Bio: Ali Javey received a Ph.D. degree in chemistry from Stanford University in 2005, and was a Junior Fellow of the Harvard Society of Fellows from 2005 to 2006. He then joined the faculty of the University of California at Berkeley where he is currently a professor of Electrical Engineering and Computer Sciences. He is also a faculty scientist at the Lawrence Berkeley National Laboratory where he serves as the program leader of Electronic Materials (E-Mat). He is the co-director of Berkeley Sensor and Actuator Center (BSAC), and Bay Area PV Consortium (BAPVC). He is an associate editor of ACS Nano. Javey's research interests encompass the fields of chemistry, materials science, and electrical engineering. His work focuses on the integration of nanoscale electronic materials for various technological applications, including low power electronics, flexible circuits and sensors, and energy generation and harvesting. He is the recipient of MRS Outstanding Young Investigator Award (2015), Nano Letters Young Investigator Lectureship (2014); UC Berkeley Electrical Engineering Outstanding Teaching Award (2012); APEC Science Prize for Innovation, Research and Education (2011); Netexplorateur of the Year Award (2011); IEEE Nanotechnology Early Career Award (2010); Alfred P. Sloan Fellow (2010); Mohr Davidow Ventures Innovators Award (2010); National Academy of Sciences Award for Initiatives in Research (2009); Technology Review TR35 (2009); SF Early CAREER Award (2008); U.S. Frontiers of Engineering by National Academy of Engineering (2008); and Peter Verhofstadt Fellowship from the Semiconductor Research Corporation (2003).

Tuesday, October 2nd
Jeremy N. Munday, University of Maryland
Associate Professor, Electrical and Computer Engineering, and
The Institute for Research in Electronics and Applied Physics
"Taming Photons: From Nanoscale Devices to Space Propulsion"

Read the Abstract and Bio

Abstract: Photons are remarkable bundles of energy that can be used to perform a variety of tasks. In this talk, I will present our latest research describing how we control photons to create novel devices ranging from near-IR Si detectors and solar energy harvesters to space propulsion technologies based on photon pressure (light sails) and devices that exploit the quantum nature of the vacuum. In the first part of my talk, I will discuss the concept of hot carriers (i.e. charge carriers with excess kinetic energy) and how they can be used to make near-IR imaging detectors. Next, I will demonstrate the concept of electrically controlled optical components and show how we use these devices to create self-powered smart windows for building integration, attitude control devices for light sails, and as a way to modify the optoelectronic response of a semiconductor. Finally, when no photons are present, quantum fluctuations of electromagnetic fields still exist. In the last part of the talk, I will discuss how we can control these fluctuations (sometimes called virtual photons) to create forces and torques on nanoscale objects, exploiting this effect (i.e. the Casimir effect) for fundamental science and technological applications.

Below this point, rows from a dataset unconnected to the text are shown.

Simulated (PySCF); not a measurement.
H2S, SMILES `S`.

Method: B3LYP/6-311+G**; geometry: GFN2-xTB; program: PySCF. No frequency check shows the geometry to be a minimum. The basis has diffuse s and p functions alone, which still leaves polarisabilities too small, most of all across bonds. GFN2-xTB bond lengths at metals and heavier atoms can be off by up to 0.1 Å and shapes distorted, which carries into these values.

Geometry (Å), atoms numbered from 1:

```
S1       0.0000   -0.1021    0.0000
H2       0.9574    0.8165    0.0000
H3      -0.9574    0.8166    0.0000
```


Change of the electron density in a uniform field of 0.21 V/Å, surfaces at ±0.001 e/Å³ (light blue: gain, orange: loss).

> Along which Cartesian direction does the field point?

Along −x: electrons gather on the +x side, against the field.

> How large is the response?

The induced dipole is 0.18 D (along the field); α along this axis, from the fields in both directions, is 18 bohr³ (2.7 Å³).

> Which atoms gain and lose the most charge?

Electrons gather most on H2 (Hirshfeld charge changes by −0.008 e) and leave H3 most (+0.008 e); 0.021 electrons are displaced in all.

Bio: Dr. Jeremy N. Munday is an Associate Professor in the Department of Electrical and Computer Engineering at the University of Maryland, College Park. He received his PhD in Physics from Harvard University and was a postdoctoral scholar at Caltech prior to his appointment at Maryland. His research themes range from quantum electromechanical phenomena (such as the Casimir effect) to fundamental solar energy conversion processes with an emphasis on the optics, photonics, and thermodynamics of such systems. He is a recipient of the DARPA Young Faculty Award (2018), the NSF CAREER Award (2016), the ONR Young Investigator Program Award (2016), the OSA Adolph Lomb Medal (2015), the IEEE Photonics Society Young Investigator Award (2015), the SPIE Early Career Achievement Award (2014), and the NASA Early Career Faculty Space Technology Research Award (2012).

Tuesday, October 16th
Mahdi Soltanolkotabi, University of Southern California
Assistant Professor, Ming Hsieh Department of Electrical Engineering
"From Shallow to Deep: Rigorous Guarantees for Training Neural Networks"

Read the Abstract and Bio

Abstract: Neural network architectures (a.k.a. deep learning) have recently emerged as powerful tools for automatic knowledge extraction from data, leading to major breakthroughs in a multitude of applications. Despite their wide empirical use the mathematical success of these architectures remains a mystery. A major challenge is that training neural networks correspond to extremely high-dimensional and nonconvex optimization problems and it is not clear how to provably solve them to global optimality. While training neural networks is known to be intractable in general, simple local search heuristics are often surprisingly effective at finding global/high quality optima on real or randomly generated data. In this talk I will discuss some results explaining the success of these heuristics. First, I will discuss results characterizing the training landscape of single hidden layer networks demonstrating that when the number of hidden units are sufficiently large then the optimization landscape has favorable properties that guarantees global convergence of (stochastic) gradient descent to a model with zero training error. Second, I introduce a de-biased variant of gradient descent called Centered Gradient Descent (CGD). I will show that unlike gradient descent, CGD enjoys fast convergence guarantees for arbitrarily deep convolutional neural networks with large stride lengths.

Bio: Mahdi Soltanolkotabi is currently an assistant professor in the Ming Hsieh Department of Electrical Engineering at the University of Southern California. Prior to joining USC, he completed his PhD in electrical engineering at Stanford in 2014. He was a postdoctoral researcher in the EECS department at UC Berkeley during the 2014-2015 academic year. Mahdi is a recipient of the 2017 Google faculty research and the 2018 AFOSR young investigator awards. His research focuses on the design and mathematical understanding of computationally efficient algorithms for optimization, high dimensional statistics, artificial intelligence, machine learning, signal processing and computational imaging. A main focus of his research has been on developing and analyzing algorithms for nonconvex optimization, with provable guarantees of convergence to global optima.

Tuesday, October 30th
Hua Wang, Georgia Tech
Associate Professor, School of Electrical and Computer Engineering
"Building Heterogeneous Integrated Systems for Future Communication, Sensing, and Bioelectronics"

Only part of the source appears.